Portsmouth, 18 March
One thing we don’t give up for lent is music. It’s best to give up non-essentials. I don’t give up Music in Portsmouth, either, without which I might have walked to Southsea on a fool’s errand unaware that the concert was moved to this venue. Where would I have been without it? Southsea, obviously.
It’s a westward walk from my house and I was aided in finding it by following yonder star, Venus, inappropriately referring to a different festival but conveniently giving directions. The change was made, I found out, due to St. Saviour’s having heating. Portsmouth Baroque always make a warm sound. One of their other features is the way in which director, Malcolm Keeler, finds lesser-known repertoire.

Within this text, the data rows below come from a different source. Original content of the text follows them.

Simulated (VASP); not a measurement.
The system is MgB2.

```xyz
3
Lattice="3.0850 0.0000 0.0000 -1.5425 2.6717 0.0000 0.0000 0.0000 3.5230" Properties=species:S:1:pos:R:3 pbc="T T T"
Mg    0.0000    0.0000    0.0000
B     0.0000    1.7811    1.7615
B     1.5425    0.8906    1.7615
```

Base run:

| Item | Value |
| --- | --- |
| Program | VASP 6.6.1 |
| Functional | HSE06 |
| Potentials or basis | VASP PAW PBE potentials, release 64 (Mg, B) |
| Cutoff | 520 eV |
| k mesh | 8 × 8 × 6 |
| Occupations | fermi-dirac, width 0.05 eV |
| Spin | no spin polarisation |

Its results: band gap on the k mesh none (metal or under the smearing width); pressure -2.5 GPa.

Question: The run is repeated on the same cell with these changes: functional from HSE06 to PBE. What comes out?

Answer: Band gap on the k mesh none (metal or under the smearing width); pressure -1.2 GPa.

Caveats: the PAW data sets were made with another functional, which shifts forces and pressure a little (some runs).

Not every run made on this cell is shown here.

J.S. Bach is well-known enough, though. His O Jesu Christ, meins Lebens Licht was introduced by Peter Gould’s ambulatory footwork that steadily paced throughout the piece beneath extended soprano lines.
His cousin, J.C.’s Fürchte dich nicht was followed by excursions into Aus tiefer Not by Michael Praetorius in which the divergent parts became one to finish and Peter provided an organ account of the same by Johann Sebastian before the programme gathered momentum with his predecessor in the Leipzig job, Johann Kuhnau’s, Trisis est anima mea, immediately more sombre but with some soaring soprano lines generating quite moving melancholy and then the Credo in F by Antonio Lotti changed up a couple of gears with a rhythmic, more characteristically ‘baroque’, and bigger, sound. It’s not everybody that can set words like ‘consubstantialem’ quite so effortlessly to music.
In the second half, Charpentier’s Le Reniement (Denial) of St. Pierre featured what was probably the high point with the 4-part ensemble drama of, Non, non sum, vere non eram, the choir having resources enough to distribute six solo parts from within its own ranks who performed impressively although, to be overly picky, the ‘vere’ seemed to get literally lost from the text translation. Really. The piteous consequence of the ‘non sum’ denial did nothing to suggest that there shouldn’t be more performances of Charpentier wherever they can be made available.
It’s possible Bach’s reputation wouldn’t be what it is now without Mendelssohn’s C19th advocacy and Peter’s second half interlude, the first movement of his Sonata no.3, was surely a tribute and owes a debt but one was taken with some fancy footwork on the pedals that led into its final passage.
Caldara’s Stabat Mater was written in 1725 when Pergolesi was 15. They both died in 1736, the younger of them far too young but not before he’d improved on it. Caldara’s account augments the text’s rhyme scheme of AABCCB with a succession of ‘dying falls’ but the poetry, or the perceived power of redemption generated by the injuries and suffering provide the balm that the Portsmouth Baroque Choir are especially adept at providing.
There was plenty of it, about an hour and a half of music presumably all put together and rehearsed since Christmas and they’ve got two concerts to do in early July, the second of which is Messiah. There’s no rest for the wicked (Isaiah 48.22). There doesn’t appear to be much for the righteous, either. It does them great credit.
Ian Schofield has also written:
“We both enjoyed last night’s concert. I enjoyed the opening Bach number, very melodic and made a really good start to the concert. I especially liked the Caldara Stabat Mater, I thought the altos were very nimble (and together) in the quite athletic solo number and there were some very neat short trills from the sopranos – yes, would be good to hear this with strings and trombones [the original orchestration].
The men’s lines have benefited from additional voices and sounded very confident and secure even in double choir formation. Congratulations to the soloists in some quite challenging passages of Charpentier.
“A goodly sized audience and a great venue (hard seats aside) too, probably a slightly biased view because it’s quite easy for us to get there.”